(Ross Pearson celebrates a victory, now he is hoping for more.)
The recent string of results hasn’t exactly been inspiring for the Rough House crew, with Andre Winner dropping a decision to Nik Lentz and Nick Osipczak also losing on points to Greg Soto at UFC 118. Dan Hardy’s valiant but incontrovertible loss in his title bout against GSP and memories of Paul Daley’s smothering at the hands of Josh Koscheck are also fresh in the minds of the Nottingham-based fight team and it looks like Ross Pearson is the one left to prove he is “The Real Deal”.
“I was devastated for the lads, we were looking to get two wins for the team [at UFC 118],” notes the Sunderland native as he took time out of his training for UFC Fight Night: Marquardt vs. Palhares to speak to Your MMA. “But Cole Miller is not the same type of fighter as them guys. I feel on any other day Nick and Dre could be beating those guys and they’ll probably be disappointed but I feel that it’s down to me to get us back to winning ways.”
He continued, “There’s no pressure or anything but I’m confident that I’ll bring the win back home.”
Pearson has certainly been putting the effort in, moving around and mixing up his training in order to propel himself to the next level. The main issue that has contributed to the UK UFC contingent losing fights is wrestling or, as the more well-versed Americans are keen to point out, a lack thereof. “The Real Deal” doesn’t avoid the issue, instead tackling it head on and going out of his way to improve.
“They [the critics] are not wrong. Once the guys hit the top level, they’re getting stuck by the wrestlers and I think the only way they’re going to change that is by doing the things that I do like going over to America and training with the wrestling camps or bringing them over here for your camps. That’s how it’s going to develop.”
Many gyms and fighters are taking heed, and that can be seen in the development of wrestling games in such fighters as Michael Bisping and John Hathaway. Bellator FC fighter ‘Judo’ Jim Wallhead is also known for his prowess in the clinch and takedown defence, and Pearson has spent time with current UFC lightweight champion Frankie Edgar, something he credits for his development. “I’ve been out to train with Frankie Edgar and the guys out there. I train wrestling twice a week and I think I adapt my wrestling training well to MMA. We’ve got great guys in the gym like “Judo Jim”, who has some of the best takedown defence I’ve ever seen and he’s been passing on his knowledge to me.
“Also my style of fighting and the way I’m built just makes it hard for the wrestlers,” added Pearson, dissecting the game. “I’m not the world’s best and I’m not saying I’m better than the wrestlers out there by any means, but I feel that I can wrestle and I’ve the built and body type that lends itself well to it.”

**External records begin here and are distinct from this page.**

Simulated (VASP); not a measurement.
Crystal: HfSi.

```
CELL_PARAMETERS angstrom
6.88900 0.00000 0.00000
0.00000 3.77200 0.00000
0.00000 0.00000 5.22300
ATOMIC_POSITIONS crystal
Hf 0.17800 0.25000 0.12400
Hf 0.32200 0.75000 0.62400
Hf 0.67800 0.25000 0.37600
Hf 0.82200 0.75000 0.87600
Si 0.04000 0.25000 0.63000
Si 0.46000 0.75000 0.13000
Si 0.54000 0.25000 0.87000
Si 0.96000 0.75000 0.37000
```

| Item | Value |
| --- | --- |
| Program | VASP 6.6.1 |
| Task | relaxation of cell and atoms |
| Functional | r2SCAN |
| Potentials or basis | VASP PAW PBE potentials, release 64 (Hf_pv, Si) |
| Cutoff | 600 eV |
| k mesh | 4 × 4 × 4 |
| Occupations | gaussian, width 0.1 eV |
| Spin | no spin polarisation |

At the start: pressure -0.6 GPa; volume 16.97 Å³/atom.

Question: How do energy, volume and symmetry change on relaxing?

Upcoming opponent Cole Miller has been vocal in his disdain for the ‘lay and pray’ fighters and those not actively seeking to finish fights. Miller can legitimately stake a claim as a finisher, with fourteen of his sixteen wins coming inside the distance. Not only does this make for an exciting battle with Pearson, but it also means that the Brit has had to tailor his training for an opponent who has every intention of halting his ascent before their fifteen minutes in the cage us up although, as he admits, “This one is probably the most basic camp that I’ve done strategy wise.”
“A lot of this camp has been based around his aggressive Jiu Jitsu,” Pearson revealed, gesturing towards Miller’s eleven submission victories. “It’d be stupid of me to think I’m going to come in and grapple with this guy. In this camp I’ve not learnt one submission; why try and play the submission game with this guy that’s ahead of me in that way? We’re fighting an MMA fight, it’s not a Jiu Jitsu comp.
“This one’s been all about wrestling, keeping control and posture, scrambling, keeping in tight and making it difficult for him to attack with his JJ. A lot of my camp has been about stifling his submission attacks, and that’s come from learning the wrestling pins and controls and having good posture.”
With wins over Aaron Riley, Dennis Siver and team-mate Andre Winner in the TUF finale officially on his UFC resume, Ross’ striking has been a key factor in securing victory. His intention is not to stray too far from his roots, and he has been working with Salford Muay Thai, Spartan MMA and Team Rough House to further his stand-up game whilst also developing himself in other areas. The old adage ‘if it ain’t broke, don’t fix it’ springs to mind.
“I feel like they [Salford Muay Thai] have brought my stand up game and developed it to the next level,” he noted. “They’ve developed a better Ross Pearson – this is the best Ross Pearson there’s ever been. I feel as fast, sharp and powerful as ever and the fighter I am now could beat the one that beat Dennis Siver and Aaron Riley.”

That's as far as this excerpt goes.